To insure that a portion of the oil slung from bleed hole 80 flows over end portion 49 of cylinder head 48 and ribs 78 disposed thereon, a deflector and heat sink 82 having slots 84 disposed therein is transversely disposed on the top surface of cylinder head 48. Consequently, upon slinger 68 rotating past cylinder head 48 a portion of oil is caught by deflector 82 and caused to flow over the surfaces of cylinder head 48 adjacent valve plate 44, while at the same time allowing a remaining portion of the oil to pass through slots 84 and to flow over end portion 49 of cylinder head 48 and ribs 78.

As illustrated in Figs. 1 and 5, deflector 82 is transversely disposed on the top surface portion of cylinder head 48 adjacent gasket 46. Deflector 82 could be disposed on the top surface of cylinder head 48 adjacent end portion 49, however, due to the small confines generally existing between cylinder head 48 and upper housing 12, it has been found that deflector 82 performs its desired function most efficiently when disposed adjacent gasket 46. Furthermore, deflector 82 is of a predetermined height and desirably disposed away from housing 10 to allow for production tolerences.

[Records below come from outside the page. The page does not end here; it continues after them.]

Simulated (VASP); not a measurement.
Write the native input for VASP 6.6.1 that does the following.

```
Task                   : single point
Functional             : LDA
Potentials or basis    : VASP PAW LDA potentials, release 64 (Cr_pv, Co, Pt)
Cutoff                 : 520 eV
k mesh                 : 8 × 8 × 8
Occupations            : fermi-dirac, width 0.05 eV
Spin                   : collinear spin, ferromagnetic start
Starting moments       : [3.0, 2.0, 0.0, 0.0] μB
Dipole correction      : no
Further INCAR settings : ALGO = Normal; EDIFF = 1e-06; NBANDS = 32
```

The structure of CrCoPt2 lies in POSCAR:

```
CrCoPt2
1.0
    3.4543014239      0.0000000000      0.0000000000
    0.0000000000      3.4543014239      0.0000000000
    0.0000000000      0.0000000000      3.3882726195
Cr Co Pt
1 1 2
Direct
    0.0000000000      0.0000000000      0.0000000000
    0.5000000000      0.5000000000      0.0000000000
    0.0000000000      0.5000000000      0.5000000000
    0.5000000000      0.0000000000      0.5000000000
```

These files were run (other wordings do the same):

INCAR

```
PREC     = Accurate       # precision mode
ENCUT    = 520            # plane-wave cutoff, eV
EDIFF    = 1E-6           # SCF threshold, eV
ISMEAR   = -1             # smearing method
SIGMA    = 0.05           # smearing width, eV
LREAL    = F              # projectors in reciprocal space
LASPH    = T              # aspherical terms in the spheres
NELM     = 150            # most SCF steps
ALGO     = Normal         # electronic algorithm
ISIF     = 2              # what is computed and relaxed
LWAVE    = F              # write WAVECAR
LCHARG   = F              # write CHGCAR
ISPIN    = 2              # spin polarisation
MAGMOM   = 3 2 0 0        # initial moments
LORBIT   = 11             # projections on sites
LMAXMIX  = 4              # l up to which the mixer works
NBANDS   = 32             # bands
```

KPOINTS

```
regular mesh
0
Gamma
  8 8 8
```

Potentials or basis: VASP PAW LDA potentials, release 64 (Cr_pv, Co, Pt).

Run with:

While this invention has been described as having a specific embodiment, it will be understood that it is capable of further modification. This application is therefore intended to cover any variations, uses, or adaptations of the invention following the general principles thereof, and including such departures from the present disclosure as come within known or customary practice in the art to which this invention pertains and fall within the limits of the appended claims.

Claims

1. In combination with a compressor including a hermetically sealed housing having a crankcase therein with a cylinder disposed in said crankcase and a sump in a bottom portion thereof, a crankshaft rotatably received in said crankcase and having a piston operably connected thereto and disposed in said cylinder, a cylinder head, said crankshaft having pump means connected to its bottom portion and disposed in said sump for pumping lubricant from said sump upwardly through a lubricant passage in said crankshaft, a lubricant distribution system comprising: a generally elongated hollow body connected to said rotatable crankshaft and in communication with said lubricant passage and having an opening through which lubricant is radially thrown outwardly upon rotation of said crankshaft, and means transversely upstanding from said cylinder head for directing a portion of the lubricant slung by said generally elongated hollow body to said cylinder head to conduct heat energy therefrom.

2. The compressor of Claim 1 wherein said directing means is a flange member transversely upstanding from said cylinder head and having at least one opening therein to allow passage therethrough of lubricant to conduct heat energy from said cylinder head.

3. The compressor of Claims wherein said flange member is in good thermal contact with said cylinder head.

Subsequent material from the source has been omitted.